High street sales have continued to grow in recent weeks, defying predictions of a slowdown in the wake of the royal wedding and Easter bank holidays, figures released today revealed.
A balance of 18% of retailers reported that sales volumes increased in the first two weeks of May, compared with the same period the previous year, according to business body the CBI.
This contrasted with the balance of 1% that previously forecast sales would decline in the period, after a 21% increase the previous month as the shopping spree caused by the royal wedding and bank holidays came to an end.
Although sales figures were better than expected, the CBI warned that growth on the high street is likely to remain slow as household budgets are persistently squeezed, with wages failing to keep pace with rising prices.
A balance of 14% of retailers expect sales volumes to rise next month, roughly in line with a subdued level of growth seen in the high street so far in 2011.
John Cridland, director-general of the CBI, said: "Given these challenging consumer conditions, it is good news that retail sales growth is stable, not falling.
But he added: "High street sales growth is subdued and is likely to remain sluggish for some time."
In the most recent period, grocery and footwear performed well, but the reading for sales of furniture and carpets was negative for the first time in almost a year.

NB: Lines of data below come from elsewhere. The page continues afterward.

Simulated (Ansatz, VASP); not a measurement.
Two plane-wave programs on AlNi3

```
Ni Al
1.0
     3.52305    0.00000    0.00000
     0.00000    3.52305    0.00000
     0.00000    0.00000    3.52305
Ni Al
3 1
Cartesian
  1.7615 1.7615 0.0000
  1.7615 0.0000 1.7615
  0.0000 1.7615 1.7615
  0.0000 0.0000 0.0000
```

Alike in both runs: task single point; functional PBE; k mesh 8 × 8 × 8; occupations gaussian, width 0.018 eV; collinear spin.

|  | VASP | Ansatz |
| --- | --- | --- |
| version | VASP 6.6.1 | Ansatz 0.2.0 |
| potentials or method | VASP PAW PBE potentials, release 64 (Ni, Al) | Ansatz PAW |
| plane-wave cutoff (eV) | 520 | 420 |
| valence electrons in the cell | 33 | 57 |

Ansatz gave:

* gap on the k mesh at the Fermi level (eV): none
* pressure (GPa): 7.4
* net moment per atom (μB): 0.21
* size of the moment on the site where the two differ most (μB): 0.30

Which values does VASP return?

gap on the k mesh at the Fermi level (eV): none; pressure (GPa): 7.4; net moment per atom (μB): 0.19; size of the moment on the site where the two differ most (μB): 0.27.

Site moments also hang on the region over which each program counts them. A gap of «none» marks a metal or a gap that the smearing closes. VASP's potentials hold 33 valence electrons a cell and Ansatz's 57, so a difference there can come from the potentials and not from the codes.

Inflation remained high, with a balance of 63% of retailers saying that prices were up on a year ago, and 62% expect more price hikes next month.
Judith McKenna, Asda chief financial officer and chairman of the CBI distributive trades panel, said: "Family spending power is at a very low level, and with the continuing bite of rising utilities and fuel, we are not likely to see an improvement in this situation any time soon."
The number of people employed by the sector declined, according to the survey, with a balance of 6% of firms reporting a reduction in staffing. A balance of 3% expected a further fall in employee numbers next month.
Vicky Redwood, senior economist at Capital Economics, said: "Sales growth is still significantly down on the rates seen just a few months ago.
"And with the squeeze on household incomes intensifying, we expect spending to suffer further."